As my name came from the famous “Breakfast at Tiffany’s” where Audrey Hepburn made the little black dress famous, it is no surprise that I am a BCBG Max Azria fan. The famous designer was recently dealt a blow by a Pennsylvania court.
BCBG, taken from the French phrase “Bon Chic, Bon Genre” (slang for good style, good attitude), was using the trademark “True People” for a line of clothing. The line was not one that would be worn by Angelina Jolie on the red carpet, but rather a more economically priced line. Last year, BCBG bought the company G&G Retail Inc with its 450 stores out of bankruptcy and sought to put this line of clothing in these stores. However, Urban Outfitters sued BCBG to enjoin BCBG from using “True People” alleging that the trademark infringed on Urban Outfitters’ trademark “Free People.” It further argued that even the clothing tags for “True People” were similar to those of “Free People.”

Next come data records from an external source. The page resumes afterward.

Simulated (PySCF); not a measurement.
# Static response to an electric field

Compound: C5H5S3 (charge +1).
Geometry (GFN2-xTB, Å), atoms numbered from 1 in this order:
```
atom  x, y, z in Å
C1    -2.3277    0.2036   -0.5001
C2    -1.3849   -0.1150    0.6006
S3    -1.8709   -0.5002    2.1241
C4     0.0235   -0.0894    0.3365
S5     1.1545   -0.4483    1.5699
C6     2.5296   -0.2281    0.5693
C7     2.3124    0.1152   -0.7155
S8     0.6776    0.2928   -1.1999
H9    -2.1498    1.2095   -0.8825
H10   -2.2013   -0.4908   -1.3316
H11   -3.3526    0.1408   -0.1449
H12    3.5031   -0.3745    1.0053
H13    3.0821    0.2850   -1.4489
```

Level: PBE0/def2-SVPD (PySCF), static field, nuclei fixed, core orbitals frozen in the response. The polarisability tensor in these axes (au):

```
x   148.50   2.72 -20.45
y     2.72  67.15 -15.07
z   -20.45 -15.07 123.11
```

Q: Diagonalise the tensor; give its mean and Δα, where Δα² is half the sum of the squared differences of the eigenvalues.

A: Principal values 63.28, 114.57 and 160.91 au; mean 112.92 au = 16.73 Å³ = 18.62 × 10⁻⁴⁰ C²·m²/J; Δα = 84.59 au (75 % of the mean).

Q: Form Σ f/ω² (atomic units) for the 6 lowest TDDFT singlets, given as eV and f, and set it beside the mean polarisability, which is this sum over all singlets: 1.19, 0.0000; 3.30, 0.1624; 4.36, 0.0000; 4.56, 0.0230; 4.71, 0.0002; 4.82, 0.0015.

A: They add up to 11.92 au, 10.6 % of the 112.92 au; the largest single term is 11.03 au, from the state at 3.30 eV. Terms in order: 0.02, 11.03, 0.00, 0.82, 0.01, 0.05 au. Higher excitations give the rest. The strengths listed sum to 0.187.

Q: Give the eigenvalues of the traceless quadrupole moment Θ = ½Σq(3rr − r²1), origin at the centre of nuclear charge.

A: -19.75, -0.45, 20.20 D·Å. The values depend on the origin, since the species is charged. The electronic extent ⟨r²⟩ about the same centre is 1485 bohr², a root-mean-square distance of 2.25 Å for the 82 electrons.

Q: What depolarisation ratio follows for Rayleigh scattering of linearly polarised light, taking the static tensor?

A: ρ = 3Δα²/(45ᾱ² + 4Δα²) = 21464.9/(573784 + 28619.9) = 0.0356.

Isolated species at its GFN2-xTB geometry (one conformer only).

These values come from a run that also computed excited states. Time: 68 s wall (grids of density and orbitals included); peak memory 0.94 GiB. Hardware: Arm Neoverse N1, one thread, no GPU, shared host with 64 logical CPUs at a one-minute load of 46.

Last week, a Pennsylvania court found that BCBG’s “True People” infringed on Urban Outfitters’ trademark. Urban Outfitters not only was granted a permanent injunction, but also a damages award of $1.34 million. To add insult to injury, the court awarded attorney’s fees in the amount of $5,000 as a sanction because BCBG had delayed the proceedings.
BCBG and its trademark attorneys will have to find another trademark to register for use with this economically priced clothing line. I will be watching stores for it.